Bonding to Place
Bonding To Place
My recent move from Vancouver Island to Quebec has given me some interesting food for thought. As someone who is bonded to the giant trees, grey ocean mists, and wildness of the West Coast, coming home to the gentle slopes, hardwood forests, and fields of the Eastern Townships of Quebec was disorienting. I felt lonely and missed my soul community of humans and other-than human relations. I found myself wondering deeply about my role in this new community and how to stay true to my Vision. Change is like that though; it always involves a dismantling of who we know ourselves to be. Transformation results when, through a process of wholeing, we put back together the pieces and re-emerge, the same but different.
Time in
solitude with Nature has always helped me to do this. So, three weeks after
arriving, I finally felt ready to emerge from my cocoon of grief and start the
process of bonding to this place. It turns out that right in my back yard there
is a deer trail that leads through a forest to a river. It is beautiful and the
diversity of life within is plentiful. Close to the entrance of the forest there
is a beautiful White Pine. I go there to sit quietly and open my awareness.
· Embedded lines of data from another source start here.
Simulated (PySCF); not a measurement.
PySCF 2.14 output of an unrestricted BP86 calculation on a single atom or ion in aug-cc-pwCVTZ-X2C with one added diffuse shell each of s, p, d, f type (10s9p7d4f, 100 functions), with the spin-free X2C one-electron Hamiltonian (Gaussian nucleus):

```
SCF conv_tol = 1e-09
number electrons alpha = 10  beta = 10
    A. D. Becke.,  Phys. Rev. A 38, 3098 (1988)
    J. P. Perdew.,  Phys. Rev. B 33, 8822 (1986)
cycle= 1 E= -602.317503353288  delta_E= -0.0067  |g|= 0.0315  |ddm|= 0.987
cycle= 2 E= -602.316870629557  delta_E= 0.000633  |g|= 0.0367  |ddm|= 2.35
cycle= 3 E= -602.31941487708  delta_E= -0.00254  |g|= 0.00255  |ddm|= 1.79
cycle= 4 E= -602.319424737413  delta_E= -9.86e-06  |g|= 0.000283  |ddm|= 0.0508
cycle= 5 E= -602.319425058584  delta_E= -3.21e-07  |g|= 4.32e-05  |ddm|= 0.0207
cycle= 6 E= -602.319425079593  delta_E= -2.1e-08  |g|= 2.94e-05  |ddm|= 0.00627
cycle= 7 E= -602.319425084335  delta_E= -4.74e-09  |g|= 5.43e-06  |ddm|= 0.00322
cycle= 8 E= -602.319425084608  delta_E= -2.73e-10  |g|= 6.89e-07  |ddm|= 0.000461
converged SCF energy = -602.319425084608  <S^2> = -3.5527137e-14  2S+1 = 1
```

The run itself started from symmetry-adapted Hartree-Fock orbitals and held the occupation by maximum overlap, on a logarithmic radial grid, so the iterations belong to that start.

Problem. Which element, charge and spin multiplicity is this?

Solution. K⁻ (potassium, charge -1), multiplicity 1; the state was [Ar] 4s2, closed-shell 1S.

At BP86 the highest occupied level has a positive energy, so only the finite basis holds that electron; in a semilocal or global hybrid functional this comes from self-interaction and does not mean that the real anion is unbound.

This morning, I went with my dog Sitka. As we were entering the forest, I
expanded my vision and saw movement not too far off in the distance. We never
got to my sit spot. Instead, I slowly sat down and watched. It turns out that
what I was seeing was a socially intact herd of white tailed deer. Sitka sat
down too, and mirrored my stillness (she really is an amazing friend). They
were so close we could smell them. Then, from behind a tree, not 20 meters
away, emerged the alpha doe. She was aware of our presence but our stillness
had her curious. She gracefully and tentatively approached, swaying her long
neck. When she got close enough that my state of relaxation shifted to alert focus;
a reflection of hers, she stomped her feet twice, then twice more again. I
decided to rise and leave the herd in peace. As Sitka and I moved, she flicked
her beautiful white tail, snorted her alarm to her herd, and bounded off about
75 meters. As I left the threshold of the forest, I looked back and could see
that she had stopped. With no danger of pursuit, I hope they settled down
quickly enough. I returned home laughing out loud to myself, excited, curious, and
grinning ear to ear; alive and a little more whole.